Be Curious_

As everyone gets into the swing of ‘back to school’ we take a moment to wonder if we value curiosity as much as we should. Core to everything we do at Cypher is the concept of ‘unrelenting curiosity’ - we believe this is what powers the imaginative mind, ensures we engage and inspire our students and reminds us to always ask questions.

Over the Summer, our first full run of 9 weeks of camps, we have introduced our students to creativity and curiosity in all sorts of ways - all underpinned with a comprehensive computer science education. We used the open-ended creative themes of Big Blue Adventure, Future You and Commotioneering!™ to introduce exciting hands-on projects and coding concepts to eager minds. Think of the way kids play, explore, experiment on the beach, for instance - with no restrictions and open minds, and then compare that with the more structured, formal environment of most schools - are we missing a trick? New research suggests:

The more curious the child, the more likely
he or she may be to perform better in school
— Prach E. Shah, University of Michigan


An article in The Atlantic by Scott Barry Kaufman suggests that curiosity is drastically underappreciated in schools. In support of his argument as to the importance of curiosity, Kaufman quotes Orville Wright’s response to a suggestion that he and his brother had no special advantages, “to say we had no special advantages … the greatest thing in our favour was growing up in a family where there was always much encouragement to intellectual curiosity.”

At Cypher we value the full development of students - encouraging them to work with different senses, with different people, make mistakes, try things out and ensure the environment they are in is the most stimulating and enriching for them. We encourage teamwork, self-confidence and, of course, curiosity.

Kaufmann concludes the article by quoting Adele and Allen Gottfried of California State University, “giftedness is not a chance event … giftedness will blossom when children’s cognitive ability, motivation and enriched environments coexist and meld together to foster its growth.”

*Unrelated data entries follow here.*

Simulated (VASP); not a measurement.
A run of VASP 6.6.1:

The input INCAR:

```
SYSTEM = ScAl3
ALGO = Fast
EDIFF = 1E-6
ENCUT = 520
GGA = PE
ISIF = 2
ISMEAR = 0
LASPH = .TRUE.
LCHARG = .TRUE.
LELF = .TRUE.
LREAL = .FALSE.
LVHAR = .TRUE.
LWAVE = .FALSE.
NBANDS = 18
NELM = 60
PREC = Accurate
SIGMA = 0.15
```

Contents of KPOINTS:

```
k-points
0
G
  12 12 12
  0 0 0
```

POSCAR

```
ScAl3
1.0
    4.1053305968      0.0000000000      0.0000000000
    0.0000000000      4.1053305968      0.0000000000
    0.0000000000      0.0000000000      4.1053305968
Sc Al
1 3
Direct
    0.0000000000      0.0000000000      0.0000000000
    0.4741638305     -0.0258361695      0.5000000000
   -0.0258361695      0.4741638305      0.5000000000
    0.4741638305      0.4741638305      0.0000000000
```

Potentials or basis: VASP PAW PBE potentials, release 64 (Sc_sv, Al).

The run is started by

So says Tim Brown, Designer, CEO of IDEO in the accompanying video to the article. In the video ‘What can people do to get better at learning?’ a group of professors, engineers, and journalists talk about how to absorb information effectively and move towards creativity. Jo Boaler, Professor of Math Education, Stanford University, contributes, “It is the kids who believe in themselves who cope better - who when they make a mistake their brains actually spark and fire because they know making mistakes is good.”

Whether your kids are on- or offline, encourage a stimulating open-ended environment where your children, driven by curiosity, have the freedom to explore, to make mistakes, to re-assess, to apply creativity, to try again and to always learn.